Microsoft, LinkedIn, and all that…

Microsoft bought LinkedIn for US$26.2 billion. The basic question everyone is asking: Why?

One possible answer: to spruce up enterprise social services. After its Yammer acquisition, LinkedIn adds to its enterprise social services ecosystem.

One more thought: acqui-hiring? LinkedIn has data; Microsoft has the software capability to mine it. LinkedIn was not getting anywhere with its wobbling model and volatile market valuation. Microsoft has the capability to give it the impetus it needs to stabilise and scale.

But that high an amount? Isn’t it too high, even for 400million professional users? But then, the tech environment has always been plagued by seemingly bizarre acquisitions that don’t make any sense right off the bat. Cases in point: Facebook bought Whatsapp for US$19 billion when the latter wasn’t even making any money; Dell bought (ongoing) EMC for US$67 billion to form a monopoly in the hardware and infrastructure market.

Coming back to the point, Microsoft’s acquisition of LinkedIn justified? To me, the price is way too steep. What does LinkedIn stand to gain?

  • Microsoft’s deep pockets
  • Infrastructure and resources
  • Ecosystem of cloud platforms
  • Ready-to-use plug-and-play software solutions
  • Sales teams with proven expertise

But what about Microsoft? What do they have to gain?

  • 400million user base
  • Established revenue model in the recruitment function
  • Integration with existing enterprise social and professional networks
  • Bundled solutioning with Dynamics CRM and Azure cloud

Nothing major though. Any glaring whitespace filled? Not really.

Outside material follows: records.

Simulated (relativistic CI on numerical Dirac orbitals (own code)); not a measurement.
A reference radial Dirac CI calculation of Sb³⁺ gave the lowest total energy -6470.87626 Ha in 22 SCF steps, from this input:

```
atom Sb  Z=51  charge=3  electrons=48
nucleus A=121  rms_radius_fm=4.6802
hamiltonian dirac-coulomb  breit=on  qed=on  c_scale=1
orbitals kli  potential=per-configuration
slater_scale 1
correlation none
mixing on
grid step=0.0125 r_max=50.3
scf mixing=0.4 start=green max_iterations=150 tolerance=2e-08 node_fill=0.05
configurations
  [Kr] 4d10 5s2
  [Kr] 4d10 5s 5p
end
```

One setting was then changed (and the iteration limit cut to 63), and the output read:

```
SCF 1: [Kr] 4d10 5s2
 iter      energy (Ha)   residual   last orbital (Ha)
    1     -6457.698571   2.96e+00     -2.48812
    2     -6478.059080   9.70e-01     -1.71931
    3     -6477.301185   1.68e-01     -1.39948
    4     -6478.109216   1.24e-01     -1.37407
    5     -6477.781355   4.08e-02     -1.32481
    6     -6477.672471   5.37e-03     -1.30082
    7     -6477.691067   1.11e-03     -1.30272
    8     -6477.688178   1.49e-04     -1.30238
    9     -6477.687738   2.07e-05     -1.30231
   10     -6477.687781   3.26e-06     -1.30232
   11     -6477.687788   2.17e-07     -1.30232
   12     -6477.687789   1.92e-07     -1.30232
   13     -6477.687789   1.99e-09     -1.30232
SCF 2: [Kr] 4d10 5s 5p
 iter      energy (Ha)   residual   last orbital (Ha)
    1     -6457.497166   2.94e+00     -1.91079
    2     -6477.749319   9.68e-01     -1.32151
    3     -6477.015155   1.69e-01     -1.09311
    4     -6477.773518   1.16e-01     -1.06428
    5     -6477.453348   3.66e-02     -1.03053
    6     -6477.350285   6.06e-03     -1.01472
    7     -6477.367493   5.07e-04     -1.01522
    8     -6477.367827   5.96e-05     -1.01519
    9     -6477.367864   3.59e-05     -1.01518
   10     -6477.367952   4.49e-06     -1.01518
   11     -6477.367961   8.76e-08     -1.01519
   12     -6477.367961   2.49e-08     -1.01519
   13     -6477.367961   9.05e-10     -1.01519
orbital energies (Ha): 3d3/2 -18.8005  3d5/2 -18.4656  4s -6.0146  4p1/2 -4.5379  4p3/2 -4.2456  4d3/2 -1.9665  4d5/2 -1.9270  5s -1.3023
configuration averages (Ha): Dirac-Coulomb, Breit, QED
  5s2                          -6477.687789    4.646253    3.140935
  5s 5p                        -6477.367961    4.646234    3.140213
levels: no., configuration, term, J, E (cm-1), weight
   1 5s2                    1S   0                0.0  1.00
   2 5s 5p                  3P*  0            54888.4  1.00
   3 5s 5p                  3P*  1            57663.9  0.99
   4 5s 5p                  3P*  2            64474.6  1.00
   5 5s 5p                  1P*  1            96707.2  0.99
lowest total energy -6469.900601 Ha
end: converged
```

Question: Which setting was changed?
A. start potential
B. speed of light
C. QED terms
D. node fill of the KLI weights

All in all, Microsoft just seems to be creating the foundational ecosystem required to compete in a hyper-c0mpetitive enterprise landscape. Apple (with SAP, Twitter, and IBM) is getting somewhere, Facebook has its own platform, and Google & Amazon have captured a large share of the enterprise cloud market. Microsoft had to do something. Is LinkedIn the solution? Seems unlikely, given Microsoft’s history with Nokia…

Even Weiner and Hoffman must be silently thinking – Please don’t do a Nokia with us.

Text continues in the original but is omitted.